Sharon Wins Historic Gaza Vote
By Chris McGreal
27 October, 2004
The
Guardian
Israel's
parliament last night voted for the first time in 37 years of occupation
to remove Jewish settlements from the Palestinian territories in a historic
move that Ariel Sharon said paved the way to the end of the conflict.
At the end of two
days of at times raucous and bitter parliamentary debate, Mr Sharon
was forced to rely on the opposition to carry through his "unilateral
disengagement plan" after his Likud party split over the removal
of all Jewish settlers from the Gaza Strip and a small part of the West
Bank.
Mr Sharon won, with
67 of the 120 MPs voting for the plan and 45 against. The remainder
abstained.
Israel's deputy
prime minister, Ehud Olmert, said: "The state of Israel is moving
forward. We are going to change the status quo in the Middle East. We
are going to make painful concessions. There is no return from this."
Four cabinet ministers,
including Mr Sharon's arch-rival Binyamin Netanyahu, who voted in favour,
none the less threatened to resign in a fortnight unless the prime minister
agreed to a national referendum on the plan.
The small National
Religious party also threatened to walk out of the government if there
was not a plebiscite.
But Mr Sharon continued
to resist the pressure, saying that a referendum would delay the withdrawal
by a year.
After the vote,
the prime minister swiftly carried out his threat to sack any cabinet
ministers voting against disengagement by dismissing Uzi Landau, the
leader of the ruling party's rebels in parliament.
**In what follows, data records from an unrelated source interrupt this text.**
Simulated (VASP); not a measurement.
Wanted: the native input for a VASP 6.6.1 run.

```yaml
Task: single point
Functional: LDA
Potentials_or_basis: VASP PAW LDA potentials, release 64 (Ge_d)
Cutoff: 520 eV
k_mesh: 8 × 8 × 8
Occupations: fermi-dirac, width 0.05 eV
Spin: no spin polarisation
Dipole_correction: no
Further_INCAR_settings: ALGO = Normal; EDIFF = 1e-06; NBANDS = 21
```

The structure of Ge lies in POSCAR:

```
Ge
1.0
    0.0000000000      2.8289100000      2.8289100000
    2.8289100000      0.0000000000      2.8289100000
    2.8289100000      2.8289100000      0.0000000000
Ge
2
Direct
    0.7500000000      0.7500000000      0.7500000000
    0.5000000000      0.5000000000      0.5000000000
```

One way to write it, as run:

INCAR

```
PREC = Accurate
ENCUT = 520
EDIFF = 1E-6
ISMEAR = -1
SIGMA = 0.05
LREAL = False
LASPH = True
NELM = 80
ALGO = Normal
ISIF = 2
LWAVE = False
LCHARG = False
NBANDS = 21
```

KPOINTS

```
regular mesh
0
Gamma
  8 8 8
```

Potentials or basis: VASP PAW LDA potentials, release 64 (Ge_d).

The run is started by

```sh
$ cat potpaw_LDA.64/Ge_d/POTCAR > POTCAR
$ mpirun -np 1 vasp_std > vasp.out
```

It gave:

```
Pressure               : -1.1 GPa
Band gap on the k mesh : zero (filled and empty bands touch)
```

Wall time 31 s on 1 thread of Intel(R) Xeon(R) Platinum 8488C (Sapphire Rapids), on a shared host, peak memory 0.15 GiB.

Mr Sharon's aides predicted that opposition within his party and government
to the plan may force him to put together a new ruling coalition or
call early elections.
Speaking to parliament
on Monday, Mr Sharon broke with his core constituency among the settlers
and right-wing Israelis when he called the vote a "fateful moment
for Israel".
The withdrawal plan
removes only about 8,000 settlers, the bulk living in the Gaza strip.
About 420,000 Jews will remain in Israel's West Bank colonies and east
Jerusalem, occupied in 1967.
But the leader of
the Labour opposition, Shimon Peres, threw his party's weight behind
the plan because he said it was a historic opportunity that would create
momentum toward a resolution of the Palestinian conflict.
"This is a
historic vote that will put the country back on to the right course.
Once we return it will be hard to reverse it," he said.
Palestinian officials
remain deeply suspicious of the plan, saying the withdrawal from Gaza
is designed to shield an expansion of Israeli control in the West Bank.
Nearly half of Likud's
MPs, led by Mr Landau, voted against the disengagement process last
night. "Unilateral withdrawal is simply signalling to the Palestinians
that terrorism rewards and that Israel is in an ongoing retreat.
"This is not
going to reduce terrorism, it is going to boost it," he said.
"We see all
these territories as our homeland. For many of us it's as though they
are encroaching on our very right to be there, but also it casts a shadow
on our ability to really defend ourselves.
"There are
many, many Arabs who hate our guts and want our destruction. We don't
want to see an additional terrorist state on our border."
Some opponents have
accused Mr Sharon of "caving in to terrorism" and of being
a traitor because he is considered the godfather of the settlements
and oversaw the massive expansion of Israel's West Bank and Gaza colonies
during the 70s and 80s.
But the latest opinion
poll, in the Israeli newspaper Yedioth Ahronoth, shows overwhelming
public support for the withdrawal, with 65% of Israelis in favour and
26% opposed.
Several thousand
settlers and their supporters rallied outside parliament, but there
were far fewer protesters than the organisers predicted.
Jonathon Patinkin,
from Beit El settlement in the West Bank, headed three generations of
his family at the protest.
"This is a
battle. We haven't lost the war yet," he said. "If it goes
on we will lose all the settlements. It is only the first step in a
domino effect. Even Jerusalem is at risk."
The protesters waved
signs saying, "Settlements equal security, disengagement equals
transfer" and "Soldiers, disobey orders to evacuate us".
Some of the more
vitriolic slogans of previous rallies calling Mr Sharon a Nazi were
missing after the police warned they would not permit such incitement
at a time when Israel was remembering the ninth anniversary of the assassination
of its former prime minister, Yitzhak Rabin.
In Gaza, Hamas hailed
the vote as a victory for Palestinian resistance.
"The approval
today of the Sharon plan to withdraw from the Gaza Strip is a big achievement
of the Palestinian people and the resistance, which alone has pushed
the Zionist enemy to think of leaving Gaza," said the group's spokesman,
Mushir al Masri.
The cabinet still
has to approve four stages of the withdrawal from Gaza.